Errors
The current backend does not use one perfectly normalized error envelope across every route, but the behavior is consistent enough to document. Failures usually return an HTTP status plus either an error message, a message, or both.
Error shape
In practice, client code should expect a response body similar to one of these patterns:
Typical error shapes
{ "error": "organizationId is required" }
Alternative shape
{ "error": "failed", "message": "Prompt execution failed upstream" }
Validation-specific shape
{
"error": "Graph validation failed",
"code": "AGENT_GRAPH_INVALID",
"details": [
{ "code": "missing_entry_step", "message": "Entry step is required" }
]
}
Status codes
- Name
400- Description
Invalid input, missing required fields, or malformed request payloads.
- Name
401- Description
Missing or invalid authentication.
- Name
402- Description
Billing or entitlement enforcement, such as seat limits.
- Name
404- Description
The requested resource does not exist in the authorized organization.
- Name
409- Description
Conflict, such as inviting a user who is already an active member.
- Name
422- Description
Structured validation failure, currently used for invalid agent graphs.
- Name
500- Description
Internal server error, provider failure, or an uncaught backend exception.
Common platform failures
Most integration failures fall into a few buckets:
- missing
organizationId - invalid or missing bearer token
- lacking the required permission for the organization
- lacking the required billing entitlement for AI or voice features
- invalid prompt, tool, agent, or version identifiers
- invalid agent graph configuration at publish time
Example entitlement failure handling
try {
await client.runs.list({ organizationId: 'org_123' })
} catch (error) {
if (error.status === 402) {
// Prompt the user to upgrade or reduce usage
}
}
Debugging workflow
When an AI execution fails, debug in this order:
- Check the HTTP status and response body.

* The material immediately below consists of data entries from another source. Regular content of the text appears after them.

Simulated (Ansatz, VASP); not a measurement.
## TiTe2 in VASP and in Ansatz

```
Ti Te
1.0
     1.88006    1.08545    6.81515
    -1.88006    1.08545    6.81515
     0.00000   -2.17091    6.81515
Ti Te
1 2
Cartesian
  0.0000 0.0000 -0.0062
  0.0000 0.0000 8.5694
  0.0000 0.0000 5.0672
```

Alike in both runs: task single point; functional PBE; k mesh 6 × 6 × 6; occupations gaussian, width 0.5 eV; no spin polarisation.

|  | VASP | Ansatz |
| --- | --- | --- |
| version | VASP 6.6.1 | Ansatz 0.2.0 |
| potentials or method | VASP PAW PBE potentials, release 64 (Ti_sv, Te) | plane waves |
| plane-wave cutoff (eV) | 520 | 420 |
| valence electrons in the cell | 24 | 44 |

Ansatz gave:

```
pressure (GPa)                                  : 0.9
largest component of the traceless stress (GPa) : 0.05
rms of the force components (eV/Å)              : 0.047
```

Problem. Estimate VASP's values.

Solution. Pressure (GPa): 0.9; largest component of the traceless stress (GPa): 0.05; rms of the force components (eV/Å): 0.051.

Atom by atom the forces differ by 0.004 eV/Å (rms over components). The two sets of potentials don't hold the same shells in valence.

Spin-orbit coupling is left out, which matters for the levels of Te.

- Confirm the credential type and organization scope are correct.
- Confirm the referenced prompt, version, tool, or agent exists in that organization.
- Inspect the corresponding
Run,Agent Run, orRealtime Sessionrecord in the app. - If the issue is graph-related, look for structured validation details or missing entry/transition data.
For runtime issues, the observability pages are part of the debugging story, not an optional extra. The fastest way to understand platform behavior is usually to inspect the recorded run rather than to reason only from the request payload.